And again your questions raise more questions. "...instigating the photograph that is here from the photographer who was there!" Yes - precisely! Let us not forget that a photograph only exists because the photographer was there (well, OK, not strictly always but whatever). It represents a GPS co-ordinate in space and time of where that camera was being held by that photographer. Like a painting, a film or a novel that is "of its time" that photograph is precisely of time and space, and of all those things that aligned to put the photographer there, camera in hand, in front of that scene. That's a pretty cool concept.

 

I guess I'll have to attempt Barthes again! I've had Camera Lucida since the seventies and still haven't quite managed to get through it with any feeling that I'm quite getting it, but I'm inspired now to try again. The same goes for On Photography which I bought the same day in 1979 or whatever. I'm pleased you were able to pick up a copy of Mary Ellen Mark's book, especially one signed by her. At the workshop I attended she spoke a little of photographing on movie sets, but said at a previous workshop that all one attendee had been interested to ask her was "What's Johnny Depp like?" So I never quite raised the gumption to ask her about her experiences on the set of Apocalypse Now! which I would have loved to have done. Oh well. She was a very wonderful person and I feel so privileged to have met her.

 

I now understand far more clearly what you meant with your question of whether a photograph can evoke emotion and the tension between images and words. The questions you raise are of course unanswerable, and only by referring to works by masters such as the ones you mention (interestingly, Franz Kline's (whom you mention) work seems to share many of the qualities with the work of Bruna Stude of whom you have made a wonderful portrait in the "Portraits" sub-forum) can we have a reliable base to contemplate them (I'd add Atget, Edward Hopper and Édouard Manet to the list, among others). But in not finding answers, if indeed there are none (perhaps I'm wrong about that - it has been known!) we explore areas which, once illuminated, can and practically must help to further our own work. Is black and white photography really fictional perception? I thought black and white are the only colours of photography (apologies to Robert Frank!).

 

I'm so pleased you revisited Alphaville after many years - it is a wonderful film. I think I may have done my children a great disservice by showing it to them at too young an age - even now as adults I just have to mention Alphaville and a kind of disdainful, distasteful glaze comes over their eyes. Same with Le Cercle Rouge though, thankfully, they both love Le Samouraï. And Blade Runner.

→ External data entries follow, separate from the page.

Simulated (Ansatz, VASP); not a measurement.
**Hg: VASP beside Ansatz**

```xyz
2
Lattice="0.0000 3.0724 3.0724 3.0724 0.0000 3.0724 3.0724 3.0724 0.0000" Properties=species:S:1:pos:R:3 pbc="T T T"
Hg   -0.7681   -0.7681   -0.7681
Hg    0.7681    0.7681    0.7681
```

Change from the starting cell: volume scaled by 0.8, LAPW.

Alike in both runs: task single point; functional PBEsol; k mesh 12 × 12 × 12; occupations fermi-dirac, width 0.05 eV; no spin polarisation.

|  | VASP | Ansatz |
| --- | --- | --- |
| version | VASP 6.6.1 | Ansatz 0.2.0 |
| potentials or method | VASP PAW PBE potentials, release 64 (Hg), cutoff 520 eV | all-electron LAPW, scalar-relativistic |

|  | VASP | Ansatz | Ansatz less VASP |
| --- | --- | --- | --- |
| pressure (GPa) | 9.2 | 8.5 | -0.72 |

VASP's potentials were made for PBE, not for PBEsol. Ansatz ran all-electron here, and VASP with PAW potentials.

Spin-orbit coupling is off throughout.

Awesome! Thanks for giving a few pages from the catalog of your wide-ranging experience and eclectic interests. If I were back in college, I would be the first to sign up for your seminars. So lucky are your children to have the kind of cinematech experience you provided! The fact that they're Jean-Pierre Melville fans, Alain Delon, at least, says much. There you go, again, sending me back to my Criterion shelves for Le Cercle Rouge and Le Samourai!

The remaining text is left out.